Coaching or Performance Coaching

Everyone says they "coach" but what are the RESULTS? Ten years ago, Business Efficacy started to "coach" sales and this was a new idea. Today, coaching is considered the "in thing.” Why do some coaches enhance improvement and productivity, while others do not make a difference? What does it take to become a "performance coach,” a coach who can get people motivated to change and improve individual results?

"Performance coaching" begins with an objective, which is different than others. Its goals are to reach measurable changes and results. It starts with determining what an individual is expected to accomplish. The individual is helped with activities to generate results. All of the coaching activities focus on enhancing the skill and knowledge necessary for improvement.

Most coaching today is generalized not individualized. "Performance coaching" is 100% customized for a specific individual. It gathers quality performance and behavioral data, then analyzes and evaluates what is working and what is not working for an individual's execution of sales fundamentals. "Performance coaching" assesses the fundamentals of call quantity, whether the calls are with the right customers, and what is occurring during the customer interaction. This is followed with one-on-one coaching to improve the most critical skill, knowledge, or activity needing improvement. The individualized development activities are the most probable way to help the individual learn. "Performance coaching" incorporates how to apply what was learned, on the job immediately. Generalized coaching attacks an assumed common skill or knowledge gap, uses the same learning method with all, lets the individual figure out how to put the learning into action, and has no defined measurement of progress.
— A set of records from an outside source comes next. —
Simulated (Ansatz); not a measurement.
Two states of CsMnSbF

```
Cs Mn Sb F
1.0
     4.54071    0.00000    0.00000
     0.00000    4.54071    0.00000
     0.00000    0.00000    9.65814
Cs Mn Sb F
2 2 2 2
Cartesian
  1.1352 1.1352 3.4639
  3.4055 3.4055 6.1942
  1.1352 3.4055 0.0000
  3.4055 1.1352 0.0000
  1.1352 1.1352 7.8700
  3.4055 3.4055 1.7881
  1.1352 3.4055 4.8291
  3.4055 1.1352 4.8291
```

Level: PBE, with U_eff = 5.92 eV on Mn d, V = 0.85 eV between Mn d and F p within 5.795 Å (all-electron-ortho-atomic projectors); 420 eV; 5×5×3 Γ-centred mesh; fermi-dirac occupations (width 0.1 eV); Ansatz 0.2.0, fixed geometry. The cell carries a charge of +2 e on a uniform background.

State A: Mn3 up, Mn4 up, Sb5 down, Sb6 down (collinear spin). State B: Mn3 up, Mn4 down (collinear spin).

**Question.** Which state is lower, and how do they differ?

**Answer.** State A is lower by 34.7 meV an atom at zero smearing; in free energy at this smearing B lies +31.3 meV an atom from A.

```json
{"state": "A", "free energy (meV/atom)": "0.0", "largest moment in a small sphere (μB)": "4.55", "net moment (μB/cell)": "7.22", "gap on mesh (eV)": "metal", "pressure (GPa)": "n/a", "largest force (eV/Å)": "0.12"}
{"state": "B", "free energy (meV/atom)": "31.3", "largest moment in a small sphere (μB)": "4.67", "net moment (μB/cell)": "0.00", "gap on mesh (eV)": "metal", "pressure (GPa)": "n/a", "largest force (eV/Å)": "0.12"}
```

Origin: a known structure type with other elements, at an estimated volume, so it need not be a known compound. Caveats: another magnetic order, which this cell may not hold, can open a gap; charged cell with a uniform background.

Another difference in "performance coaching" is motivation. The "performance coach" motivates an individual to change. If the coach is the only one motivated to help an individual improve, nothing happens. The coach must determine how to engage an individual to try to improve and to reach higher levels of performance.

People do things for their reason, not ours. This sounds obvious, yet managers miss answering "what's in it for me." If the answer to the question is not connected to what an individual cares about and what motivates them, the manager faces an uphill battle. A great "performance coach" determines early on what motivates a particular individual and uses that continually as a means to get the individual to change. Assuming that an individual will change because you asked them to, or because you told him/her it is good for the company, is living in yesterday's world!

A "performance coach" requires certain leadership characteristics. A "performance coach" must possess courage to pursue higher levels of performance, deal with resistance, and stay the course long enough to obtain change.

A "performance coach" must be passionate about helping individuals improve. It is tough work helping someone step out of his/her comfort zone and be vulnerable to failure by trying new approaches and striving to hit new goals. Without being passionate about developing people, a coach ends up going through the motions of coaching and the people end up going through the motions of learning.

Another characteristic a "performance coach" must have is the ability to think critically. A great "performance coach" gathers data, sees what changes need to be made, and figures out how to motivate and help an individual learn what must be done in order to reach higher levels of performance. A non-performance coach uses a set of coaching activities that are comfortable against an assumed set of problems with a common set of solutions. A "performance coach" gets performance improvement from all levels of performers and in sales productivity, when the individuals are a "fit" for the job.

The term coaching will soon pass as another fad unless people begin to understand the difference between "coaching" and "performance coaching." "Performance coaching" is challenging work that requires dedication on behalf of the coach to help someone go beyond where they are today. All of us must strive to make our coaching activities valuable to our employees and not just an activity that has no return on time. "Performance coaching" is the way to break through the mediocrity of current performance from our people.